Sarah Pinborough is a name that kept bumping up against the periphery of my reading landscape. The odd retweet, some sparring against Stephen Leather in the Great Sock Puppet Scandal of 2012, and finally a wonderful piece about internet persona entitled ‘The thing is, these people think they know you…’.
Ironically, I then pretty much proceeded to do exactly what Pinborough was talking about. Most of the stuff I had seen from Sarah gave me the impression she was a confident, sassy, talented woman of exactly the type that used to intimidate me when I was an geeky, funny-shaped-dice rolling teenager. Clearly I’ve grown up less than I might care to admit. Sarah’s work floated past without me taking much interest. I imagine that in a universe where space and time were a little more flexible, I may have found room to read one of her books, but in this world, though her novels garner much acclaim, they’ve never made it to the pile. Until now.
When the press release landed in my in-box along with a review request, my interest was immediately piqued. The subject matter struck a chord, in part because of similarities with Patrick Ness’s A Monster Calls, a book which left me in tatters, but also because it chimed with the current situation in my own life. (The beautiful cover art helped tip the balance too.)
Sarah and I are a similar age. As I approached my forties thoughts of death began to weigh more heavily. Firstly I have a family now. It’s a strange effect; by bringing new life into the world, you become sensitive to the fragility of existence. The consequences of death become more frightening.

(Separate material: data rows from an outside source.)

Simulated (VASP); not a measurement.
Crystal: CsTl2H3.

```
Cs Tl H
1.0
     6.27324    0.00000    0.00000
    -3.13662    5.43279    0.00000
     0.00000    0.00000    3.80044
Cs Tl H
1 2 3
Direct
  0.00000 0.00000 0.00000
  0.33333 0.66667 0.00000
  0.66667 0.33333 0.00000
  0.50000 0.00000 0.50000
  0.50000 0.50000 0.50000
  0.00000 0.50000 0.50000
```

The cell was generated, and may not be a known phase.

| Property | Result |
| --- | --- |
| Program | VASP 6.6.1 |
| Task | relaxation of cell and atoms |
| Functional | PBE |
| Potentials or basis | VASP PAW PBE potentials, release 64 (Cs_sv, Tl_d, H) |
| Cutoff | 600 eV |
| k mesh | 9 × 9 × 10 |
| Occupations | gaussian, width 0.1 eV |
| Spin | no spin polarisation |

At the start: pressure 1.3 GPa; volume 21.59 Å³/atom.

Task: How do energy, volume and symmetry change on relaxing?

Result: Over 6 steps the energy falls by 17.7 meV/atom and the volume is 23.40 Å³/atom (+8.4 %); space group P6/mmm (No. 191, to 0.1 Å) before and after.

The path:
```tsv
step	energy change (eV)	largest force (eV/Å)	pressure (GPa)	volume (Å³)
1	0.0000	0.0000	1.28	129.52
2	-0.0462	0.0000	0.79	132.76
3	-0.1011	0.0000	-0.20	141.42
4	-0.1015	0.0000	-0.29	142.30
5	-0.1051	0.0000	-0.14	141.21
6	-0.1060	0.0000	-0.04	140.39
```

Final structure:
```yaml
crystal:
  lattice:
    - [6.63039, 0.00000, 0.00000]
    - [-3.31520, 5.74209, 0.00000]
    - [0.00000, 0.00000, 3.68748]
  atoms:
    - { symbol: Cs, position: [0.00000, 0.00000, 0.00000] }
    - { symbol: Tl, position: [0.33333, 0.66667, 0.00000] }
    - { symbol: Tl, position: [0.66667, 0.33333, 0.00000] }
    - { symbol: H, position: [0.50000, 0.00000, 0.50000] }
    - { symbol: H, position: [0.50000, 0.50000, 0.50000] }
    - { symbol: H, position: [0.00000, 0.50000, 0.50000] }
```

The Language of Dying is Sarah’s response to the death of her (ex) father in law. My Dad is not dying but he has Parkinson’s and it’s killing the man he was. It’s destroying his marriage to my mother and it’s sending chaotic ripples through the whole family. Pinborough’s slender volume chronicles all this and more.
There are three strands of the novel that struck home. The main one being the indignity of death. The loss of function, the reliance on others. The undoing of body and spirit. Pinborough’s prose is delicate yet devastating. The second strand centres around family. The family in the book is perhaps atypical, nevertheless, their portrayal is most affecting.
I have three boys. They are as close as you could wish for. Yes they fight but they love each other so much. But for how long? The Language of Dying made me face up to the uncomfortable truth, that this may not last for ever. The worry has always been out there. Siblings don’t always get along. The depiction of a disintegrating family is possibly sadder than the death of the father.
Finally, and perhaps the most important facet. The idea that behind our veneer of happiness, anything could be happening. It could be a particularly British trait, but we pass through our lives, interacting with countless people, with little attempt to understand their hopes, their fears or the tragedies they are facing. It’s not just on the Internet that we decide we think we know somebody. Pinborough brings this home in one crushing chapter.
This slender book is a powerful meditation on life, death and the transition from one to the other. It is not happy book. You won’t be buying copies for Christmas presents. You won’t be exclaiming, ‘You have to read this book!’, but you just might press it into the hands of somebody who’s struggling and say, ‘Read this, it may help.’
Many Thanks to Andrew at Jo Fletcher Books for sending me a copy of this book.